With Thomas we’re not sure. Thomas and Emily I’d say right now we’re not so sure, but everybody else is pretty dedicated to staying around.

I think in giant slalom and super G we are amongst the best in the world.

 

Homefield advantage in 2010.

Well hopefully a lot. I think we’ve got a much stronger plan going into 2010, we’re already thinking about what we can do. We know in Whistler weather might be an issue, so we want to make sure we train on sites that are good. With the Own the Podium program and VANOC being supportive I think we should really take advantage of having those Olympics at home.

 

Program momentum

 

 

 

 

 

 

Max Gartner before in the morning before races started.

“It could be a great day.”

 

Bode Miller leading Olympics in one category: quick escapes without talking to anyone.

 

“Is he related to Ray Bourque?”

 

 

 

 

 

Men’s GS

Bourque

Pretty disappointed to finish like that, fourth, and be so close but that’s the way it is.

On the other side I was thinking top five, I would have been happy with that.

 

I didn’t start as good as the first run on the top. After that it was better. I think where the other guys made the difference was I came too round one turn and had to put too straight the other one, so it kind of screwed my whole timing, and I made a couple mistakes. And at the bottom it was straighter than I expected so I kind of over-skied the last section.

 

I was disappointed but, I guess that’s the way it goes. Better luck next time.

 

 

First time ever one first run (at top level)

 

Before 2 nd run

 

Age compared to Maier etc.

You look at the three guys in front of me I think there’s seven years or six years between the closest to me, and the other ones are 12 years older than me.

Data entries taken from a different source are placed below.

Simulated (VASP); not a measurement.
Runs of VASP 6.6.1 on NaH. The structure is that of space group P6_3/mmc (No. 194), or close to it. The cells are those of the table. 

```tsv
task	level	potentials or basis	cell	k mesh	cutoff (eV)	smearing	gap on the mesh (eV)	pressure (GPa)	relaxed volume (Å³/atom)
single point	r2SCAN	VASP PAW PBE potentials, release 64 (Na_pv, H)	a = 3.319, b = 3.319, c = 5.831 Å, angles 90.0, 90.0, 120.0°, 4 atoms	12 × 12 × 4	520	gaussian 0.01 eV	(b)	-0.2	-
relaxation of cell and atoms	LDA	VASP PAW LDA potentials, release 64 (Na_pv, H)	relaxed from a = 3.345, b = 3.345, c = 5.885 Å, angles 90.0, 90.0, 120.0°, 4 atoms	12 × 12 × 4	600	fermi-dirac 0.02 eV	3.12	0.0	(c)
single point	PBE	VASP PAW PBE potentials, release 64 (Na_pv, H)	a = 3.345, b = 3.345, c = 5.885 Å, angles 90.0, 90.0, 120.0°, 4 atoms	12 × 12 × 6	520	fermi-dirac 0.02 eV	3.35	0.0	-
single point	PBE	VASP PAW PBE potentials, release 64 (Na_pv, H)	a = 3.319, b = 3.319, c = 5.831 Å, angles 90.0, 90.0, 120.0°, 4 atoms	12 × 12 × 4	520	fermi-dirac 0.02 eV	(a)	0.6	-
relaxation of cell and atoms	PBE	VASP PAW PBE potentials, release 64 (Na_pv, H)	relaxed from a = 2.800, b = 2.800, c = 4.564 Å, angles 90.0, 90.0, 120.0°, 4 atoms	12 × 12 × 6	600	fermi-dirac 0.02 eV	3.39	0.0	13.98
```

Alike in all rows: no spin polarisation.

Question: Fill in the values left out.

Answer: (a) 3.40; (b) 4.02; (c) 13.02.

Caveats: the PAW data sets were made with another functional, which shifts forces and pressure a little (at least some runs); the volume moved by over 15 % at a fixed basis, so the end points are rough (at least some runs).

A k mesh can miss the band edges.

But I still have to work hard because there’s more young guys coming. It’s not because you’re there.

I have a lot of respect for those guys and being able to ski as fast as them is good.

 

 

Thomas Grandi:

The rhythm but also the snow conditions made it difficult for me.

 

GS is my favourite discipline, I’ve always loved it the most. It’s the one that I’ve pointed on more and maybe put more pressure on myself, so I think that now I’m more relaxed I can really enjoy myself here and focus on the slalom from this point forward.

 

Talked to Bourque between runs

We didn’t talk too much about the race. I think it’s good to try and keep your mind off the race. We were both pretty quiet between runs, but we had a bit of lunch together.

 

I think once I got in the start was great. I felt relaxed and comfortable. The lead-up maybe the last few days were a little bit more stressful than I would have liked, a little bit sleepless last night. But I had a good feeling about myself today. In the second run, having JP (Roy) start in front of me, it was like training. And Frankie behind me, I was relaxed and I was looking for a great race.

 

Sarah here, waiting for me.

 

It’s great to be in Italy, I really enjoy myself. Unfortunately the food in the village isn’t what we expect in Italy, but it’s okay. Our lead up to this was great. We were staying in a little town called Grayd? They treat us like kings and fed us like, I don’t know, like pigs. We didn’t overeat.

I always have a great time in Italy. I love to be here.

Mom and cousins here.

 

Won’t be back for 2010; will have to think about racing next year.

 

 

 

 

Swiss Bruno Kernen, who won the bronze medal in Sunday’s downhill at Sestriere, won the 1997 world championship downhill on the same course. He wore bib number 14 in both races.

“I’m not superstitious, it’s a coincidence, but maybe it brings me luck,” he said.

 

 

The frustrations of the Canadian ski team continued at the women’s downhill Wednesday, where one of the most talented skiers contemplated her future.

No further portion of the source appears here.